Grettings Sr,
I have scrapped Google play store before.
I use ?gl={COUNTRY} query paramenter to get data by country. I figured it out in my previous google play scrapping jobs.
To get more than top 100 apps I simulate the scroll down movement and make an http post with the following http post parameters for example:
start=120&num=60&numChildren=0&cctcss=square-cover&cllayout=NORMAL&ipf=1&xhr=1
By changing and iterating numbers I can get more tops apps.
However for some countries and categories it does not reach top1500 apps.
Because of you need to get all apps from all categories and all countries. Retrieving all the information can take many hours by using a single thread.
PROPOSAL 1 (Single Thread)
- Create C#.NET web crawler to run with a single thread to scrape google play app info.
- The scraped data will be saved in a local database.

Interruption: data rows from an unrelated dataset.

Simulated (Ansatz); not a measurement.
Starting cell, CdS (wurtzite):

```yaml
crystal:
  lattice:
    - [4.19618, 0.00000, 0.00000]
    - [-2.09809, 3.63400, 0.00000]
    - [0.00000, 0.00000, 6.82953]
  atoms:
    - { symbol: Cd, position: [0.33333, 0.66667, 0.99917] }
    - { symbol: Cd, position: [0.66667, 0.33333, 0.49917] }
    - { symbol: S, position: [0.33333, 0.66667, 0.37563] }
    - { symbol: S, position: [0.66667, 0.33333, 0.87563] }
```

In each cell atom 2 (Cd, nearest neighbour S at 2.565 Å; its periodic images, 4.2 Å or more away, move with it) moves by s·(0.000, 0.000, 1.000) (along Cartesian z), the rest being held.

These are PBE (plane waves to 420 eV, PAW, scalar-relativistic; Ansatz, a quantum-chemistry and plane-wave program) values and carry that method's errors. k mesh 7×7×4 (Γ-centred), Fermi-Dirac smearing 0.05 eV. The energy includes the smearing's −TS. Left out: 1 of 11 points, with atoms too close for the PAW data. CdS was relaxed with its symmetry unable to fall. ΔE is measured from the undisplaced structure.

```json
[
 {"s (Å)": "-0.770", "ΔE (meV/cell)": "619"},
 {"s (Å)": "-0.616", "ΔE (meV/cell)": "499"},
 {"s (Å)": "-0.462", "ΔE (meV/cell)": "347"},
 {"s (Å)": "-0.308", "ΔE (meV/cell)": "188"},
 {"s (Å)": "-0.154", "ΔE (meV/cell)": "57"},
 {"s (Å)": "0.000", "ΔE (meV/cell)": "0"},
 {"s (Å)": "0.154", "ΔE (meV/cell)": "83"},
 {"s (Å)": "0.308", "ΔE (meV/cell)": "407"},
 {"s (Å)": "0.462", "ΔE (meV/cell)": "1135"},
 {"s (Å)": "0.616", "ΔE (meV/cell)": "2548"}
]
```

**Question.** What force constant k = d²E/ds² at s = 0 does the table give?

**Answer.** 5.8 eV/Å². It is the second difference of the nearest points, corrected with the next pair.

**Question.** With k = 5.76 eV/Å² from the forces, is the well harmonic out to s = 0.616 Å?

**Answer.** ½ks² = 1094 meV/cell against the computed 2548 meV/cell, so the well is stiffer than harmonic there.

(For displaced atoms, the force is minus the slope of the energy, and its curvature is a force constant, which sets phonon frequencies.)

- If scrapping fails in certain point due to network failure it will remember the point where it was and will start scrapping again starting in the same point, not from the first app or categorie. Previous scrapped data wont be lost because it is in database.
- Each time it runs after 12 hours, it will scrap all again and will update information in database.
PROPOSAL 2 (Mutiple Threads)
- It will have the same proposal 1 features plus it will work multiple threads. It can work 200 or 300 times faster than proposal 1, depending of number of threads and server bandwith.
- It will use all server internet bandwith.